Look at it this way: Assume that the air in the house is at 20°C/68°F, while outdoor temp is 0°C/32°F. If the HX is 80% efficient, then the airstreams leaving it should have temps: 16°C/61°F (housebound) and 4°C/39°F (outbound). Now put a HP on those two to extract heat from the cold stream and cool it to 0°C/32°F, warming the housebound stream to 20°C/68°F. The HP will be pumping "against the temp gradient" to carry over those 4°C/7°F, so its COP won't be too high (though that can be slightly improved by increasing the size of the evaporator and condenser coils).

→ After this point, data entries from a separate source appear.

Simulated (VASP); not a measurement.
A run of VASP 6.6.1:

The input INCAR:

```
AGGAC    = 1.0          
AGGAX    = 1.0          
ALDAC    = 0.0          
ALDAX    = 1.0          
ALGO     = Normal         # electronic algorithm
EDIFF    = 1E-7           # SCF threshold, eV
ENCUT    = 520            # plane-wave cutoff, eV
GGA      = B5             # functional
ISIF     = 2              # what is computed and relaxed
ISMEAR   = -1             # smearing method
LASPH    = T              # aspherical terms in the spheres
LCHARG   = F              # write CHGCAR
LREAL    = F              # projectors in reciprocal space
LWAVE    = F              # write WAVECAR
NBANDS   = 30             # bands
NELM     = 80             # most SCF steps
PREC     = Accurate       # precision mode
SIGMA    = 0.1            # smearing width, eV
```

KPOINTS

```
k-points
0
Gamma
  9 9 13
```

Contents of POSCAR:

Now, imagine a HP which has to totally switch the temperatures of the two ingoing streams: It has to cool one stream from 20°C/68°C to 0°C/32°F and warm the other by the same amount. This may
seem like good potential for a higher COP, but that is only an illusion. It would be true if you were taking up to 10°C from the warm stream and feeding it to the cold, but you'll still be using electrical energy to do that - it won't flow for free unless you use a HX. Once the two streams' temperatures evened out you'd start pumping "against the temp gradient" again, only with each degree that gradient will get larger. At some point (assuming you are increasing the size of the heat pump) you'll have the warm, stale stream cooled to 4°C/39°F and the fresh stream warmed to 16°C/61°F. Now what's left is the same situation as in the HX case: a 4°C/7°F temperature difference against the gradient. So, summing it all up, you'll be doing all the work as in the first case,
plus lots of extra work just to cool the warm stream from 20°C/68°F to 4°C/39°F and to warm the cool stream by the same amount. At the beginning the COP may have been high for a short time, but in all you used much more energy just to do what a heat exchanger does for free.
The energy needed to counter extra pumping losses through the HX is negligible.